Principles of academic freedom as defined by the American Association of University Professors require faculty to stick to our academic discipline. So I’m not asking you to veer from your expertise.

For some courses, this may be more difficult than for others. It’s why I am asking for you to think ahead now. You have several months to research, collaborate, and then revise your syllabus. But surely, if your course is relevant to the nation, it has a link to democracy somewhere in it, right?

My call may mean one assignment or one reading or one day. It may mean one week or one module. It may be working democracy into existing assignments. Or if you are game and have the time, a complete erasure of your current syllabus and the creation of a single use course for this extraordinary moment in time.

As an English professor who mainly teaches first year writing, here is what I am thinking for my own courses.

First, borrowing from Ian Porter, a lecturer at the University of Washington, I am assigning a “Democracy in Action” research project. It will be campaign season, with many candidate forums, rallies, and events. And if your campus and students are far from the battlegrounds, there are city, county, and state meetings.

I hope to make this a visual analysis assignment. Students attend the event, take some photos, and analyze how the pictures reveal, frame, define, or act out democracy.

Second, because my first year course is centered on the topics of reading and writing, I will ask students to write on the need for educated citizens in a democracy. In other words, what type of reading and writing must all have to foster democracy?

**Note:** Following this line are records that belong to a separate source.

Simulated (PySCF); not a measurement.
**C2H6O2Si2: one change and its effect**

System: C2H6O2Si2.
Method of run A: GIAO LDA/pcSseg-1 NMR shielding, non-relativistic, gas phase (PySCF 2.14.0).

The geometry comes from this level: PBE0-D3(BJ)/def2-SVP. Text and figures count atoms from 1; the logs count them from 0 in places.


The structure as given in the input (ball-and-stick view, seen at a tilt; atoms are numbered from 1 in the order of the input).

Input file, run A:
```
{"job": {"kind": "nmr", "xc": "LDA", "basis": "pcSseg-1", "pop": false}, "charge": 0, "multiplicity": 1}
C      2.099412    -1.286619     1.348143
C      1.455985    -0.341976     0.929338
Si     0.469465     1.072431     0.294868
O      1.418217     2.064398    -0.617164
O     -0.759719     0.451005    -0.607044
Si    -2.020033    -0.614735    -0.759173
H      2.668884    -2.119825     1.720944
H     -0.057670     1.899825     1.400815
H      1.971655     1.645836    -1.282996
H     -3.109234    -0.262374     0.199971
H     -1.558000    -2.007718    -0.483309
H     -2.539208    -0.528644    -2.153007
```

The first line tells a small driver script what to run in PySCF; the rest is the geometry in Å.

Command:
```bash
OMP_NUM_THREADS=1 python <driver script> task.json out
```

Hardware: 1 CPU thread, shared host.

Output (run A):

Third, in an attempt to help students see the writing process as a corollary to democracy – both are social actions, not done in isolation – I will ask them to argue for an amendment to the Constitution they would like to see. And specifically, how they would convince “red states” and “blue states” to vote for it.

Finally, revising my usual student reflection assignment at the end of the semester, I will ask students to reflect on how they have or have not participated in democracy, specifically through reading and writing. The low-hanging fruit here is researching candidates and then voting. Maybe this will be their first vote. Maybe they didn’t vote.

But the more serious reflection will be on how students see the link between higher education and democracy.

I hope this last link will be the one you pursue however you think best for your course.

No one is coming to save us. We all have to do this together. So then imagine thousands if not millions of faculty across the nation putting democracy on the syllabus.